You are viewing a plain text version of this content. The canonical link for it is here.
Posted to j-users@xalan.apache.org by Jimmy Zhang <jz...@ximpleware.com> on 2006/02/13 22:57:21 UTC
[ANN] VTD-XML Version 1.5 Released
[ANN] VTD-XML Version 1.5 Released
Eight years after the invention of XML, DOM and SAX,
despite their respective issues, are still the mainstays
of application developers.
So is it the end of road for XML parsing innovation?
The VTD-XML project team think not. We are proud to
announce the availability of both C and Java version
1.5 of VTD-XML, the next generation open-source XML
parser that goes beyond DOM and SAX in terms of
performance, memory usage and ease of use.

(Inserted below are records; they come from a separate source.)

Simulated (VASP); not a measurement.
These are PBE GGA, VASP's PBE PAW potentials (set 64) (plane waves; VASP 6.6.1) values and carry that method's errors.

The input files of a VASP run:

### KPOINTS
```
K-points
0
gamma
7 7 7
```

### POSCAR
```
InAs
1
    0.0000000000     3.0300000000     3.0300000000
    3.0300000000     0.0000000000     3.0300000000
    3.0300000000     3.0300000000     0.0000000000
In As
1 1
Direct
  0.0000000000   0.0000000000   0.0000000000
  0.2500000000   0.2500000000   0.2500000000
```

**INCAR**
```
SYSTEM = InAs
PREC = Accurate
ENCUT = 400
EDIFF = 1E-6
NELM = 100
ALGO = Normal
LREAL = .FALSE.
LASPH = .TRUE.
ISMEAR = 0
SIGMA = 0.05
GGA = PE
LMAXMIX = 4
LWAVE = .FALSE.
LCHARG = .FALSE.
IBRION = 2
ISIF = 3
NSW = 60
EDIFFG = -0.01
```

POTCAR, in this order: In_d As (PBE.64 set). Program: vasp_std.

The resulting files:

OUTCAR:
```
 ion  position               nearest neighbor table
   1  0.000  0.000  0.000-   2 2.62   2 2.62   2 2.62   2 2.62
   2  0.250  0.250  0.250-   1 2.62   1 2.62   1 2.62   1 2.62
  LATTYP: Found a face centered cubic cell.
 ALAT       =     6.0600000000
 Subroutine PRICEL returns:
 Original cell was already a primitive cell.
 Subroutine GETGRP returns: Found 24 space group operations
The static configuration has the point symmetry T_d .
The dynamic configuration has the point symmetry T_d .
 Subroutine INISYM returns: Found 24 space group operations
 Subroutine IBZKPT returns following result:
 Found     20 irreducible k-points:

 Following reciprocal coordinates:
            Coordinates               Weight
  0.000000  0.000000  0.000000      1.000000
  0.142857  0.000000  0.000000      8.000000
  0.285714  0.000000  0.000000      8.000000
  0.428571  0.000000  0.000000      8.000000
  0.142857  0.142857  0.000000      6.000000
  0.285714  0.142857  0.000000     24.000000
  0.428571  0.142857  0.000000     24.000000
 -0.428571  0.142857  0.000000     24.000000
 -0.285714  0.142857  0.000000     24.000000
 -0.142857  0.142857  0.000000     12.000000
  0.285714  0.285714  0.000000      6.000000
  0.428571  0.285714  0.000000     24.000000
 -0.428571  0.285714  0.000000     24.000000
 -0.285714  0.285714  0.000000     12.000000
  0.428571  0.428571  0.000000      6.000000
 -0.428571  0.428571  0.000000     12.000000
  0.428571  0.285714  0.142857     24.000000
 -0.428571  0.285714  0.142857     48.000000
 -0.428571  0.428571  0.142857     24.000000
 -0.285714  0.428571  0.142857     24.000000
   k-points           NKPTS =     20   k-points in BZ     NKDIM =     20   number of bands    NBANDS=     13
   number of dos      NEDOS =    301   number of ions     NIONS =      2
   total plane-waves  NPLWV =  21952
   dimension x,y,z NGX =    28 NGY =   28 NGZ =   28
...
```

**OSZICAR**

The technical highlights of VTD-XML are:
* Performance: the world's fastest XML parser,
between 5x~10x faster than DOM
* Memory Usage: 3x to 5x less than DOM, 1.3x~1.5x
XML document size
* Random access with built-in XPath support
* A simple and intuitive API
Other advanced features include:
* Buffer reuse
* Large document support (2GByte)
* Incremental update
* Hardware acceleration
* Native XML indexing.
For demos, latest benchmarks, related articles and software
downloads, please visit http://vtd-xml.sf.net. Also let us
know your thoughts and suggestions and help us improve
VTD-XML.
Re: VTD-XML Version 1.5 Released
Posted by Elliotte Harold <el...@metalab.unc.edu>.
Jimmy Zhang wrote:
> Elliotte, When XML pull parser came out, it didn't support DTD and
> external references either,
> to date, several XML pull implementation still do not support the full
> spec, yet they call themselves
> XML parsers, it seems to us that VTD-XML can do same thing??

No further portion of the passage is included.